The Weight of Judgement: Why We Fear Failure


This evening I was contemplating failure; what it means, why we fear it, and why shame so often follows. Is it really failure itself that frightens us, or is it the judgement (our own and others') that makes it unbearable? If failure carried no consequences, if it didn’t expose us to criticism or self-rejection, would it still hold power over us?

We Fear Judgement, Not Failure

It seems we don’t actually fear failing—we fear being seen as failures. We fear the looks, the words, the quiet disappointment, whether from others or from that relentless inner critic. And even when no one is watching, we still judge ourselves harshly, reinforcing the very shame we try to escape. But failure, in itself, is neutral. It’s just an event, an outcome. The suffering doesn’t come from the event, it comes from the meaning we attach to it.

The Illusion of Judgement

Buddhism and non-duality remind us that this suffering is not inherent—it’s created in the mind. The self-image we defend so fiercely is just a collection of thoughts, a fragile story we try to hold together. Judgement, whether from within or outside, threatens that story, making us feel exposed, unworthy, or unlovable. But these judgements only have power if we believe them, if we accept them as truth rather than seeing them for what they are: passing clouds in the sky of awareness.

The Path to Letting Go: Acknowledgment and Forgiveness

So how do we free ourselves? Not by resisting judgement, but by forgiving—both ourselves and others. To move beyond fear of judgement, we must first recognize where we still hold onto it. We often try to bypass the pain, to ignore the sting of past criticisms or the wounds of self-rejection. But true forgiveness, true release, can only happen when we acknowledge the hurt; when we allow ourselves to feel what we’ve long avoided.

Wherever we still struggle to forgive, whether it’s an old wound from someone else or the weight of our own self-condemnation—there lies an opportunity. Not to push it away, but to meet it with understanding. Because what we cannot acknowledge, we cannot let go. And what we cannot let go, we remain trapped by.

Perhaps the real freedom is not in avoiding failure, but in seeing through the illusion of judgement itself—realizing that it was never truly about us in the first place.
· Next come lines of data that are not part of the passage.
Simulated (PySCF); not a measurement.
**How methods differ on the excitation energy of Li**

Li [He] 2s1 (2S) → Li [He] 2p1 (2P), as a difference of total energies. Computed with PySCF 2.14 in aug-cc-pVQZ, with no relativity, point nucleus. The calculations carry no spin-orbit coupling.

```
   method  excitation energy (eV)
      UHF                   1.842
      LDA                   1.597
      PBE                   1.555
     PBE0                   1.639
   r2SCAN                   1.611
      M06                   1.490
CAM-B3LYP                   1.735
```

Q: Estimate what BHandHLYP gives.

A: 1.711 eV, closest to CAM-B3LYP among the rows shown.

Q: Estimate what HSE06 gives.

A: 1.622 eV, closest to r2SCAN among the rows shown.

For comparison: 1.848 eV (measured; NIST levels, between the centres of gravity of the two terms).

An Ongoing Process of Unfolding

This whole process, seeing through judgement, acknowledging the hurt, and learning to forgive—is still unfolding for me. Letting go of these deep-seated fears isn’t something that happens all at once. Sometimes, I think I’ve moved past a particular fear of judgement, only to find it resurfacing in a different form. But each time, I see a little more clearly, and the weight of it lessens.

I know there’s more to uncover, and I’ll continue exploring these insights as they deepen. In a future blog post, I’ll share more about what I’ve discovered along the way—both the challenges and the moments of clarity. For now, I’ll leave it at this: judgement only has power when we resist it, and healing begins when we’re willing to meet it with honesty and compassion.